Most articles on Effective Listening will highlight the need to strengthen listening abilities by doing the following:
- Utilize effective body language - direct eye contact, leaning in, tilting the head slightly
- Ask pertinent questions
- Don't multi-task
- Remove distractions
- Offer listening cues: head nods, smiles, mm-hmms,..
- Paraphrase to ensure understanding
- Hold back on interjecting with your thoughts, opinions, information
All of the above are great tips, but they are all about 'how' to listen better. Ultimately, they are not worth anything if you don't want to actually hear what the other person has to say. Therefore, the key to good listening is - Desire. You have to 'want' to hear the other person, you have to 'want' to understand their position, you have to 'want' to gain new insights and new information. Without desire you won't activate any of the items from the list above, you won't shift your focus from your communicative needs to address the needs of others.

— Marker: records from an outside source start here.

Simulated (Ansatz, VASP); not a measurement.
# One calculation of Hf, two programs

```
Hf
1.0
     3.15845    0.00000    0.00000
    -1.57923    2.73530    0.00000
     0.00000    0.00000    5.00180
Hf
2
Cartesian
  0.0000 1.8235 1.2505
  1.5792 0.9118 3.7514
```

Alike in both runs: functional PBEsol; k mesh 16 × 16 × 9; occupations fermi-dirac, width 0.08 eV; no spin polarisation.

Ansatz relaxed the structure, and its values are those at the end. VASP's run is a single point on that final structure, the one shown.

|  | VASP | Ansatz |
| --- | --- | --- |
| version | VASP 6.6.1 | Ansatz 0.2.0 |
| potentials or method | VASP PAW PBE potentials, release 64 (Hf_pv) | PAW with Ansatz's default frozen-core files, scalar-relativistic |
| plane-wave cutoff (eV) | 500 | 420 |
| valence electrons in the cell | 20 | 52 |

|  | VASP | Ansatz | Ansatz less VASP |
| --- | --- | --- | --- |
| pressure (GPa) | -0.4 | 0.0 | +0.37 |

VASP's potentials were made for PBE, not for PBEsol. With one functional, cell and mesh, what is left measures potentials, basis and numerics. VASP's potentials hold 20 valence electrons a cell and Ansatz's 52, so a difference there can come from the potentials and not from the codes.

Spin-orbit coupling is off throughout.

There is a story that is told of Franklin Roosevelt who was tired of making small talk and offering meaningless flattery at various receptions and in receiving lines. Truly one of the tiresome aspects of the role itself no doubt. However, he decided to determine how much people really paid attention to the comments and greetings made in such situations. The next reception he attended, while standing in the receiving line, he greeted everyone by cheerfully sharing "I murdered my Grandmother this morning". Most were so caught up in themselves, so focused on making a good impression, that they responded with "Congratulations" and "Keep up the good work" and "I admire what you've done" platitudes. It wasn't until near the end of the line, when greeting a Foreign Diplomat from Bolivia with his greeting of "I murdered my grandmother this morning" that he was actually heard. The gentleman paused, leaned in and quietly responded "I'm sure she had it coming".
How many of the messages surrounding us do we miss because we are not entering the engagement with the desire to hear so much as to be heard? If our focus is firmly upon ourselves then we are not going to be attending to what others have to say. We may 'hear' it but we aren't truly listening. Listening effectively requires focus. It requires us to pay attention to not only what is being said, but also to how. The 'how' provides the subtext. Therefore, true listening requires a depth of attentiveness that allows us to pick up on both the verbal and non-verbal messages being delivered. Truly listening is work. It takes effort and therefore, we need to want to do it. It's all in our desire.
Long story short? The secret to becoming a better, more effective Listener? Ya gotta wanna.